As the saying goes if you aim at nothing you will hit it every time. Choosing what to aim at is evidently just as important as choosing how to get there. This is especially the case in education. Education in general is about a journey, where you want people to end up, or it is a process concerned with what sort of person you want to produce. So what do we want to actually produce? This question is of equal concern for Careers Education. What are we aiming to produce in careers education? What would be the marks of someone who has been successfully “educated” in their career? I have come up with four obvious approaches that occur to me.

Capital

Capital as a metaphor is about having resources which you can invest to achieve a particular result. The focus of careers education in this view becomes about giving students the right resources they possess. These resources are static artifacts, unchanging things. The current climate around HE Careers in the UK mainly focuses on this, sometimes named under the guise of the “employability agenda.” To make students employable they need to own various resources or artifacts. The classic two resources are work experience and CVs. Gain some relevant work experience that you can show to an employer, get it down on a CV that displays your experience. Students are equipped to compete in an application process, get a job they want, institution gets a chalk mark of a positive DLHE outcome. Job done. This is sometimes expanded to include social media profiles, professionals contacts and general qualifications. The big aim is to give students things they can possess.

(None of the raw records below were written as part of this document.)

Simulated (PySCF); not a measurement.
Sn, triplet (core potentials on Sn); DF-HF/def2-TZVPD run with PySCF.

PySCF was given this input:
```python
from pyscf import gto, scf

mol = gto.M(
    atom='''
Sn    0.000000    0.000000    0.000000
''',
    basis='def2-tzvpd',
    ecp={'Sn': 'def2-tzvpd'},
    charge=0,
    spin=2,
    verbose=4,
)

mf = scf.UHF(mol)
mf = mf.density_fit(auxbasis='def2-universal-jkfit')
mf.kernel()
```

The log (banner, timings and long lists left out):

The problem with this view is I am not sure it delivers what it promises. It is very tightly focuses on a recruitment process and the measurable factors that affect selection. What does this student have to offer becomes the only question. The problem with this is that it ignores the process of getting the student to the point of building this capital. How will a student decide what capital to develop? I find people who adhere strongly to this view assume that sensible people will have made a good careers decision and so look down slightly on anyone who has not decided about their future. I feel this is not the case and that careers work is often about helping people to choose for themselves.

Choice

Many people who are used to Careers Education will be familiar with the difference between a career plan and career planning. A plan is how you aim to get to where you want to go while career planning is based around deciding where you want to go. Planning is based around a WIRD, a Well Informed Realistic Decision. This view of careers work focuses in on decision making and giving students the ability to make evidence based, rational decisions. It argues that once the decision is made the capital development is the easy part.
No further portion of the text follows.